During the initial days of our courtship, I was somewhat averse to the idea of marrying somebody who didn’t share the same line of career as me. I was an HR person, soft-skilled, wrote, and read a lot, while my fiancé was an IT geek who loved coding and sports. So one fine day, I sulked and blurted, “How would it work? We don’t share much common interests and our career paths are very diverse.” He smiled and said, “That’s why it would.”
Now being married for over a year, I recall what my husband had told me two years back and swear by it. He was so accurate in his predictions and this is the glue that has stuck our marriage together. Although I am right now in a self-chosen sabbatical mode, I write full-time and am learning a language while he is content with his coding.
It is fun and an eye-opener when you have somebody who shares a separate career track. It brings an element of surprise and a holistic view of affairs around you. It even aids in building up your relationship to a certain extent.
Marrying someone should be for love and respect. Whether a career choice is the same or different doesn’t matter after a certain point, as you learn to iron out the differences and revel in the similarities. Relationships can be glued together with or without same career choices, but they are still more about leaving that extra piece of your favorite pie in the fridge, just because you want your loved one to have it.
Having said that, there are undoubtedly certain professions — like doctors, research scientists and maybe a few more who have odd hours — in which couples in the same career are best compatible. While not taking a dig at couples who are in the same field together, I recapitulated some benefits of marrying someone whose career paths are different.
1. There’s something new to talk about every day.
You often hear about topics that you wouldn’t have considered before or activities that you are going to be a part over the weekend and had never dreamt of. Going to an IT fest, joining a book club, or discussing how HR managers could help IT professionals in organizations are some personal examples. Having new things to talk about helps to battle the dull humdrum of life. This works best when life gets monotonous and a relationship might otherwise become rusty.
2. It increases the “know-how”s of a different field.
My knowledge about IT was restricted just to some programming languages and some gibberish that a few friends spent hours discussing. But when my husband and I started dating, I started looking at business with a more technical perspective. You tend to come out of your bubble and broaden your view. Similarly, you open your eyes to a different world when your spouse discusses his takeaways from the day or his role in his team or organization. It makes you realize the importance of other functions, organizational balance, and definitely perks up your overall know-how.
3. Fewer arguments, more discussions.
When you broach a certain topic or series of events that happened at work that day, usually the other person takes a moment to imagine the scenario initially as he/she is mostly not used to working that way. In fact, it is funny how sometimes you can correlate and laugh at some things just because you have a different perspective on it. Surprisingly, you tend to have fewer arguments when you discuss work, especially because there’s no competition as the other person is from a different field.

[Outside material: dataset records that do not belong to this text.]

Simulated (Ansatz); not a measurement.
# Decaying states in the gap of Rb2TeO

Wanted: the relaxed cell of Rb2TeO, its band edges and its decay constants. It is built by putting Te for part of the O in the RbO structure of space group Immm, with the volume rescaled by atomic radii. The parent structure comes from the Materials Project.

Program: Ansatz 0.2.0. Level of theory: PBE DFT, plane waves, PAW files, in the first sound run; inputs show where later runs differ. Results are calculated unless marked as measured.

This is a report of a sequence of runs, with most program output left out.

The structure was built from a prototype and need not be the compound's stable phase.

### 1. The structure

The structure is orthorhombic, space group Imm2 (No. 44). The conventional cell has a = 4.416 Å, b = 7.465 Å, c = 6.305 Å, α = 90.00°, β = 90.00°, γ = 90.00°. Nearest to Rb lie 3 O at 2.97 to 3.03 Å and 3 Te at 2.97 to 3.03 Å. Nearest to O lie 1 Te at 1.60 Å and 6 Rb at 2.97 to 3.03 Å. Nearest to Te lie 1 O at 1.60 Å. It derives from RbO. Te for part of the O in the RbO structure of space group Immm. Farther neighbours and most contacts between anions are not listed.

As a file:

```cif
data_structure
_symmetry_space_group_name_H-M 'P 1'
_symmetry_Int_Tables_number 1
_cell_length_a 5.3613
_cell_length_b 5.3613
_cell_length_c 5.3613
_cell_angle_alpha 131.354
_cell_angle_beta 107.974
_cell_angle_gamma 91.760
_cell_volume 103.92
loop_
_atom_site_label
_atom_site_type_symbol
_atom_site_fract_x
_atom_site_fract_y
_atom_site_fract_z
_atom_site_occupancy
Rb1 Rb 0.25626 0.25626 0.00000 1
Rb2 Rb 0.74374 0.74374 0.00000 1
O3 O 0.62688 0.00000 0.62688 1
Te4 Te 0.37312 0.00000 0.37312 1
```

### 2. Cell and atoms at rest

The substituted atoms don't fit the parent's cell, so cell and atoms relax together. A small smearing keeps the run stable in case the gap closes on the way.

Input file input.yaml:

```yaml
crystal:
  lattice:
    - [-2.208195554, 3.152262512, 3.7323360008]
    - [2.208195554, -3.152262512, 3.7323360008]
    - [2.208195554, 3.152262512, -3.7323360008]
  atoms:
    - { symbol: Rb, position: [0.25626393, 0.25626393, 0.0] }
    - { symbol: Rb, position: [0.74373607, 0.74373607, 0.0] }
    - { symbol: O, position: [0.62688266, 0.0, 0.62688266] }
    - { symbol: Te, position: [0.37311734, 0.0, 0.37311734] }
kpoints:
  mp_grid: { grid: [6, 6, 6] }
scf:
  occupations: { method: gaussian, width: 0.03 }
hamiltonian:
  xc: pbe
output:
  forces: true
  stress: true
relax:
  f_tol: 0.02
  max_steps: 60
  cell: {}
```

4. You wind up having diverse social circles.
One interesting outcome of people sharing different professions is the different type of get-together sessions they have. We have friends who work in IT, friends with HR backgrounds, and are also friends with marketing folks, writers, painters, musicians, and researchers. It is lovely to experience the cultural mix of all these people when we meet owing to our career differences. We often take a leaf out of our respective careers and reach a common stance. Not only that, your professional network grows and you have an extended circle of contacts, which works wonders when you need assistance in different aspects of your career.
5. You get another person’s perspective.
Now that I write a lot, I always have a reader who has a different critical perspective right in my family. Sometimes, owing to a particular career choice or lifestyle, we tend to think in a similar manner. Since I have a feminist point of view in things (being an HR), having a spouse as an IT geek, helps me to see things in a different light or take in accord other groups in the society. It is fun actually to talk and listen to the other person’s take on things, some of which are individualistic and some career driven.
6. Balancing out each other perfectly.
I feel that we have certain career traits in us which we carry in our personalities and our personal lives. Having a partner of a different career makes you balance the odds in your relationship as mostly people are a fragment of their work. A painter who is mostly reflective and introvert may jell well with somebody who is more open and allows him to express himself.
7. Home is your home, and not the office.
Work-related discussions at home are few and a far between. Yes, you do discuss the important goings-on at work and other issues that warrant your significant other’s advice, but that’s about it. The fun behind having different career choices is actually doing something different that you both enjoy doing or discussing, not just work. Thankfully, my home is not made into a mini-version of my office and this adds to the perfect work-life balance.